Alfred Tarski

Born January 14, 1901, Warsaw, Poland; died October 27, 1983, Berkeley, Calif.; one of the four greatest logicians of all time.

Education: PhD, University of Warsaw, 1924.

Professional Experience: instructor, logic, Pedagogical Institute, Fical, Warsaw, 1922-1925; docent (and later adjunct professor), the University of Warsaw, 1925-1939; research associate, Harvard University, 1939-1941; member, Institute for Advanced Study, 1942; Guggenheim Fellow, 1941-1942 and 1955-1956; University of California at Berkeley: lecturer, 1942-1946, professor, 1946-1968, emeritus professor of mathematics, 1968-1983.

Honors and Awards: Alfred Jurzykowski Foundation Award, 1966; member, National Academy of Sciences; member, Royal Netherlands Academy of Science; honorary member, Netherlands Mathematical Society; UC Berkeley Citation, 1981.

Emeritus professor of mathematics Alfred Tarski, widely regarded as one of the four greatest logicians of all time (along with Aristotle, Gottlob, Frege, and Kurt Gödel), passed away on October 27, 1983, at the age of 82.

A great teacher and influential scientific leader as well as a profound thinker, Tarski arrived in Berkeley in 1942 at the age of 41 and built up what is often cited as the outstanding center for research in logic and the foundations of mathematics in the world. His mathematical treatment of the semantics of languages and the concept of truth has had revolutionary consequences, which can be drawn from the possibility of giving a general treatment of the concept of truth in formal mathematical languages in a rigorous mathematical way. Among such consequences is his celebrated theorem that the set of true sentences of any sufficiently expressive formal language cannot be defined in that language itself (although it can be defined in a richer language).

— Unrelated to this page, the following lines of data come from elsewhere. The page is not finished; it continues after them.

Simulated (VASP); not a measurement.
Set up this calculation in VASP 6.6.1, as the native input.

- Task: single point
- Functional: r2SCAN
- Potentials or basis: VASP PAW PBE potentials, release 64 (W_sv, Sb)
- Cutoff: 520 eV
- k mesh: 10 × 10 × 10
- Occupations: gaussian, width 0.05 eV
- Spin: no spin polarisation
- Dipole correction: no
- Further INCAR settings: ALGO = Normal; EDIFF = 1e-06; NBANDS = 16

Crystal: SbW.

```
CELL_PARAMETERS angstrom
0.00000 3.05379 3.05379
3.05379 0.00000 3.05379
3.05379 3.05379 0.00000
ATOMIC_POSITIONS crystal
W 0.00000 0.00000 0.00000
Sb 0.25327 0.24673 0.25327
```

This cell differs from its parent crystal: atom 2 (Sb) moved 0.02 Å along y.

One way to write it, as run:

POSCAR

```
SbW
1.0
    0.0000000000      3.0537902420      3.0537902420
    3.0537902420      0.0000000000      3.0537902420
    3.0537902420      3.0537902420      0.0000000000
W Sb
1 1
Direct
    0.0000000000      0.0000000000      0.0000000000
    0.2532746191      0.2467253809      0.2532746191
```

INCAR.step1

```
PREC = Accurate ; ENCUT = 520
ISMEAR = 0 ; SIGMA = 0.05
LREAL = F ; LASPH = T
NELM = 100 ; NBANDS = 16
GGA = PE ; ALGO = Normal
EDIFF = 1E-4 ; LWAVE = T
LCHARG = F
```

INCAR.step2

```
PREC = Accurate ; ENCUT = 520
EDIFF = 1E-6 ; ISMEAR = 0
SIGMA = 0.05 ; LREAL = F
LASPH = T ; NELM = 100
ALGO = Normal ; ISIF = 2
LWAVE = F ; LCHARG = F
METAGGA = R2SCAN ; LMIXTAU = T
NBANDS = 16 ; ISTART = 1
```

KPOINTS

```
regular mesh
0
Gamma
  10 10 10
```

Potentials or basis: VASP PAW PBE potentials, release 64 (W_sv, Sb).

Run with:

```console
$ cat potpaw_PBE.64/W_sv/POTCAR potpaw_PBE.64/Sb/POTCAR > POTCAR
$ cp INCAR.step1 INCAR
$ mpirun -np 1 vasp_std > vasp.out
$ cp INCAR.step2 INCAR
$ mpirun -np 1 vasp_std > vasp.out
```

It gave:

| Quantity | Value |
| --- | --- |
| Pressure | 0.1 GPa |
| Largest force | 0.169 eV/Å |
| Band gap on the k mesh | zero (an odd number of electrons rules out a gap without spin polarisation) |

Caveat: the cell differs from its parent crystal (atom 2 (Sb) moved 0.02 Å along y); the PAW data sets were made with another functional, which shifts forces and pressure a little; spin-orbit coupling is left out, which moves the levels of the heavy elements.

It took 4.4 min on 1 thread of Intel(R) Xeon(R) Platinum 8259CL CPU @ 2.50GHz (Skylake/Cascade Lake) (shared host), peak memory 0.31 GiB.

Born in Warsaw, Poland, in 1901, Tarski was educated in Polish schools and received his PhD at the University of Warsaw in 1924. His education was rather more rigorous and demanding than most American students receive today: as he recalled in 1981 (when Chancellor Heyman presented him with the Berkeley Citation in a ceremony honoring his 80th birthday), his high school curriculum involved the study of six foreign languages (in addition to logic-the subject in which he received a grade of B!). Nor were his early teaching duties light: as a professor in Zeromski's Lycee and docent (and later adjunct professor) at the University of Warsaw, he sometimes taught as many as 29 hours a week. As was the case with many now famous workers in the then-budding discipline of mathematical logic, broad recognition came to Tarski slowly: appointed as a lecturer at Berkeley in 1942, he became a full professor only in 1946 at age 45.

Of his numerous investigations, outlined in seven books and more than 300 other publications, Tarski was most proud of his works on truth or falsity of any sentence of the elementary theory of high school Euclidean geometry. Today this work is viewed as a pioneering landmark, resulting in the burgeoning branch of theoretical computer science, which considers what problems can or cannot be settled, either practically or in principle, by computers.

But the influence of Alfred Tarski on the development of logic, mathematics, computer science, and the philosophy of science was due not only to his own research but also to his prodigious activity as a teacher and as an organizer and leader in the international scientific community for over 60 years. Visitors came from many countries to study and collaborate with him. Among his more than 20 doctoral students are many (including Andrzej Mostowski, Bjarni Jonsson, Julia Robinson, Robert Vaught, C.C. Chang, Solomon Feferman, Richard Montague, and Jerome Keisler) who have become leading logicians in their own right; their students have further spread Tarski's vision of logic throughout the world.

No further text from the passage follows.